Sunday, June 14, 2020


A substantial system of torrential rain on Wednesday, June 10, 2020 prompted the flash flood warning box (above) by the National Weather Service (NWS) in Linn County, Iowa, even before the rains had arrived. The Radarscope image above corresponds to 9:49 am CDT. My position is indicated by the white target icon. The system was tracking to the northeast. Heavier rains to the north were also contributing to the warning for Linn County.


This panorama from the Dry Run Creek footbridge at the border of the cities of Cedar Rapids and Marion from 11:03 am shows water up to the creek's banks but not overflowing.


Looking north from the footbridge at 11:03 pm.


11:12 am. AccuWeather severe weather torrential rainfall alert that included five counties. The alert was to be in effect until 12:45 pm, but was later continued. (Updates to area river statuses continued into Sunday).


11:13 am. Dry Run Creek just east of the footbridge. Swirling debris and brown water can be seen in this image. Water was flowing left-to-right.


11:15 am. High water in the culvert area along Boyson Road. The .7-inch of rain on this day added to the previous day's 1.81 inches here, totaling about 2.5 inches. Despite this, Dry Run Creek did not spill its banks.


Fast forward to the next day, Thursday, June 11, along the Cedar River near the Chain Lakes Bridge, about 1 mile southeast of Palo, Iowa in western Linn County. This west view of high waters and fog on the river was captured from the bridge at 7:59 pm CDT.


Similar shot at 8:01 pm.


8:04 pm. Looking south from the bridge.


8:04 pm. Flooded lowlands surrounding the north end of the bridge.

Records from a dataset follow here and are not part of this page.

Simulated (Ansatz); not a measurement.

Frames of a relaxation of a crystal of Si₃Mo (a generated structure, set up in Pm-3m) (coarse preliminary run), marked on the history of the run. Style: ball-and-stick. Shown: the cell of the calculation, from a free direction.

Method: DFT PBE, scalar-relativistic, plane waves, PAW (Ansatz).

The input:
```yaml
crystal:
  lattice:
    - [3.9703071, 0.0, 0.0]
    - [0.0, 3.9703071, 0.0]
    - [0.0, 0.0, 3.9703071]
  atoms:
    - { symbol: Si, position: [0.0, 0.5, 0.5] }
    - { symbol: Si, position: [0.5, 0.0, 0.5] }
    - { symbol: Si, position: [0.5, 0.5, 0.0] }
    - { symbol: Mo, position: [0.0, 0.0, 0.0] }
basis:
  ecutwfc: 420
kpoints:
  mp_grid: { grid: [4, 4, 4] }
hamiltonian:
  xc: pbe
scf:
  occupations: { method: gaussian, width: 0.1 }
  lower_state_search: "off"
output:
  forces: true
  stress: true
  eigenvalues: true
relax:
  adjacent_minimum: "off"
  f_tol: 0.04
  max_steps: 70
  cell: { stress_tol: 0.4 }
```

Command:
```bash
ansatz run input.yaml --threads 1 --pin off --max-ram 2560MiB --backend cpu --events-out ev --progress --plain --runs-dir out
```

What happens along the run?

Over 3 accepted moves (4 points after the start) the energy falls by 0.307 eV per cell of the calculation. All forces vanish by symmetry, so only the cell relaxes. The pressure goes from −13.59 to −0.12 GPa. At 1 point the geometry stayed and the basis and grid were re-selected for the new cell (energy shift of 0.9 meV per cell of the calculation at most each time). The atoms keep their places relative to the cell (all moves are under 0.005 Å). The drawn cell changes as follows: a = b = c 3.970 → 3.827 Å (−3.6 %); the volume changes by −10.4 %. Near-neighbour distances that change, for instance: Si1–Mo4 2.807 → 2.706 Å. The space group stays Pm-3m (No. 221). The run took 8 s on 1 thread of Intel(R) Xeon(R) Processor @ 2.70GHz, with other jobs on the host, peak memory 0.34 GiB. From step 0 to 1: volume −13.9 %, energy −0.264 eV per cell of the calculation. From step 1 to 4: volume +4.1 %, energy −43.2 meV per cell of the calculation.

8:07 pm. Brown swirling water from the same area.


8:08 pm. Looking southwest over the Cedar River from the north end of the bridge.


8:13 pm. Sunset through the trees from the south end of the bridge.


8:13 pm. Chain Lakes Bridge, looking northeast. Creeks and rivers in the area over the past two days were swollen to their banks, but never achieved a true flood status. Nikon D7200 DSLR camera.